Connor's teacher called this morning. It was early, before school started, so I was out taking the kids to school and missed the call. She left a message, just asking me to get back to her by phone, or to stop in this afternoon when I pick up the kids. She said she just wanted to touch base, to keep good communication between us. As a teacher, I've made many similar phone calls myself in the past. So why do I feel a sense of dread?
I know Connor is a good kid. I know that he is certainly not one of the "problem kids" in any class. He is fun, and funny, and kind and friendly. He is a little chatty (ok, at times a lot chatty), and I'm sure he is easily distracted from his work. But all in all, I would love to have a kid like him in my class. And I'm not just saying that because I'm his mom! I can't imagine that she would have anything really serious to discuss. She just wants to make sure that we are both providing Connor with a smooth transition.
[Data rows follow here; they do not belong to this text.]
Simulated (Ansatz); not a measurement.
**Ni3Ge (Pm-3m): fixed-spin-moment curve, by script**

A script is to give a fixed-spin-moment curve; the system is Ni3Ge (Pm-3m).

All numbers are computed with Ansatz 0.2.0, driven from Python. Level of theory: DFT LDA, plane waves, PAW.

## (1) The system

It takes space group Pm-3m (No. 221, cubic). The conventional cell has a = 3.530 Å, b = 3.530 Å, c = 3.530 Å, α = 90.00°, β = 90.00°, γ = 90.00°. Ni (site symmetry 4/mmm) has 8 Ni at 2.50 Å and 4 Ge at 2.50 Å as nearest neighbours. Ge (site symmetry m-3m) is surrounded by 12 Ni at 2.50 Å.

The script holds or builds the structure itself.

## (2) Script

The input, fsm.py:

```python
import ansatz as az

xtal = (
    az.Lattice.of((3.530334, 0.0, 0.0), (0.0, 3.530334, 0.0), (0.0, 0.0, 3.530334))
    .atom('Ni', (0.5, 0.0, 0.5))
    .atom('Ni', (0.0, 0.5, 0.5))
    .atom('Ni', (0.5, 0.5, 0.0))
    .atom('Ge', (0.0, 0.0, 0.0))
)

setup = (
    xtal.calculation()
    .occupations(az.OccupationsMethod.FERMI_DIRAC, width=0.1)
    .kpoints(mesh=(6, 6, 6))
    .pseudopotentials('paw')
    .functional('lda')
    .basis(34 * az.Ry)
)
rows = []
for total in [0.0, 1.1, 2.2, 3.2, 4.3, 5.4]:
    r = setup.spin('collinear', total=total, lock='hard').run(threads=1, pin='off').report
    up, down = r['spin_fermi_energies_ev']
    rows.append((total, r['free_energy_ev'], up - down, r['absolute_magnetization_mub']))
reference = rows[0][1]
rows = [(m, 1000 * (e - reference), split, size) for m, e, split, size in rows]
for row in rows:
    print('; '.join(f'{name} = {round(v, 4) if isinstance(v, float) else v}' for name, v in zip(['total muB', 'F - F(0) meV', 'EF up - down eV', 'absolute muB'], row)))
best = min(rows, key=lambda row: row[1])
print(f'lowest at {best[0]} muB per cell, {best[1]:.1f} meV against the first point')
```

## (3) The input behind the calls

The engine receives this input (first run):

So I shouldn't be nervous about meeting with his teacher this afternoon. I shouldn't be, but I am. My "Mama Bear" instincts are kicking in. I know that it is important to keep open communication with the teacher, so that when a problem does arise in any form, we will all be prepared to deal with it together. I am used to coming at this situation from the other side. Being the parent shouldn't scare me!
But I still have a nervous pit in my stomach. And I don't think anything is going to make it go away before 3:30.